If you've been paying attention over the last few years, you have likely noticed the expansive growth of Amazon. This is largely due to third-party sellers, who have driven its sales up 27% year over year. Amazon has not only topped Google as the number one shopping search engine, but has attracted droves of individual and corporate sellers to its marketplace.
When those sellers arrive, they come saturated with SEO knowledge that is specific to Google. Their assumption is that Amazon's internal search engine operates the same way as the Big G. Nothing could be further from the truth.
If you want to sell on Amazon successfully, you need to understand how its search algorithm works and how to properly navigate through it.
1. Amazon Uses No External Forces To Rank Products
Unlike Google, which uses link signals from other sites, social indicators, history, authority or other search-related elements to evaluate your product listing. Everything related to ranking well is internal to the Amazon site.
The most important search properties are:
- Well-written, keyword-optimized title. This is not the equivalent of Google's title tag. It is, rather, the title/product name of the item you are selling.
- Keywords entered into the Search Term fields. Unlike Google's meta keyword tag (which as we know search engines no longer look at), Amazon provides five Search Term fields that are critical in getting your product ranked well.
- Availability & selection play a role. If you run out of stock, your rankings will most likely suffer. If your selection isn't as good as another seller's, you may see your listing further down in the search results.
- Sales history impacts rankings. According to Seller Central, "In general, better-selling products tend to be towards the beginning of the results list. As your sales of a product increase, so does your placement."
2. Amazon Works With Individual Keywords, Not Keyphrases
Because most of us have been trained about optimization based on Google's criteria, we may be tempted to apply those strategies when optimizing Amazon listings. Resist the temptation! Here's why:
Amazon uses individual keywords, not keyphrases (although Google has moved much more in this direction over the last few years). Seller Central gives these highlights:
- Each product can have up to five search lines of 50 characters per field; that's 250 characters.
- The individual words in the title, seller name, and brand are automatically included as search terms and do not need to be repeated.
- All combinations of title words and search terms are fully searchable.
Likewise, it is not necessary to repeat keywords on Amazon. Enter the keyword in one place (title, search term field, seller name, brand, etc.) and the system has it. There is NOT a penalty for using keywords in your bullets and/or description; it just isn't necessary to do so. It is very likely that these search terms will show up naturally as you write, which is perfectly fine.

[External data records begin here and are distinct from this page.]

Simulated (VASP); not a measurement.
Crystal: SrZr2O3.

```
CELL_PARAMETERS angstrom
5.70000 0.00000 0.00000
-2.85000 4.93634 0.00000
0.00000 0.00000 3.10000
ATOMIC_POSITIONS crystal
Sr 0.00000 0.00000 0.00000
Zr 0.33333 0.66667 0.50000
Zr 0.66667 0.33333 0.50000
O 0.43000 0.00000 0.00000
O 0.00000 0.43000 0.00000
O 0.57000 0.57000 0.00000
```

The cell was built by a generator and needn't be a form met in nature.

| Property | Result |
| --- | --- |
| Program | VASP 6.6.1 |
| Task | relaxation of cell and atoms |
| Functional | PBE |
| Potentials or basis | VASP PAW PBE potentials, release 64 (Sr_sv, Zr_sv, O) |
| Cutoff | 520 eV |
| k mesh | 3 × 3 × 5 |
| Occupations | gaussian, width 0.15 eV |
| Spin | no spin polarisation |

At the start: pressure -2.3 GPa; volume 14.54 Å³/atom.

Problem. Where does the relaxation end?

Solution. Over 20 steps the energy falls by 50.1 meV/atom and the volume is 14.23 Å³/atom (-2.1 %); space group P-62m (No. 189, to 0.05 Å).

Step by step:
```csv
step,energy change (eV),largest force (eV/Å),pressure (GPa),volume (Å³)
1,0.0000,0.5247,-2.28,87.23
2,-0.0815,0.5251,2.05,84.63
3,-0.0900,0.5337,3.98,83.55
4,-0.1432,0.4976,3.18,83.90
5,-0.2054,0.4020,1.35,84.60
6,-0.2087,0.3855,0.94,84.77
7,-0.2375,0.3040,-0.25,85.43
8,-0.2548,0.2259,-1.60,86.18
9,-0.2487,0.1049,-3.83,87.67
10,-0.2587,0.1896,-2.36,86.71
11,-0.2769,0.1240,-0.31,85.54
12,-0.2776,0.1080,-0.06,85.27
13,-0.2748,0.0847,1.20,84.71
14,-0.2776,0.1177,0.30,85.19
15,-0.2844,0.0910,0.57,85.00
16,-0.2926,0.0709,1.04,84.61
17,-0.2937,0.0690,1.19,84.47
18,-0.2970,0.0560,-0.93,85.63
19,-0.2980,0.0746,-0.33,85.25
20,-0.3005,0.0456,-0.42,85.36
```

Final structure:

3. Amazon Gives Credit For Results
The better you do on Amazon, the better you will continue to do. That's because Amazon rewards sellers who have higher numbers of sales and better conversion rates. This can often be an issue for brand-new sellers with no history on the site. The never-ending question is, "How do I get sales if I can't make initial sales?" Many product launches depend on paid Amazon PPC (pay-per-click) ads, third-party PPC ads (such as AdWords or Facebook), or organic social posts to drive traffic to Amazon listings or funneling website traffic to Amazon pages until the products pick up some momentum.
If you are currently selling on Amazon or thinking about it, make sure to understand how the internal search engine works.
Please Note: Amazon is practically the opposite of Google, so if you read recommendations to implement Google-type strategies with your Amazon listings, the advice may not be valid.
You can do a good bit of research within Seller Central (if you have an active Amazon account), starting with their overview of Search and Browse.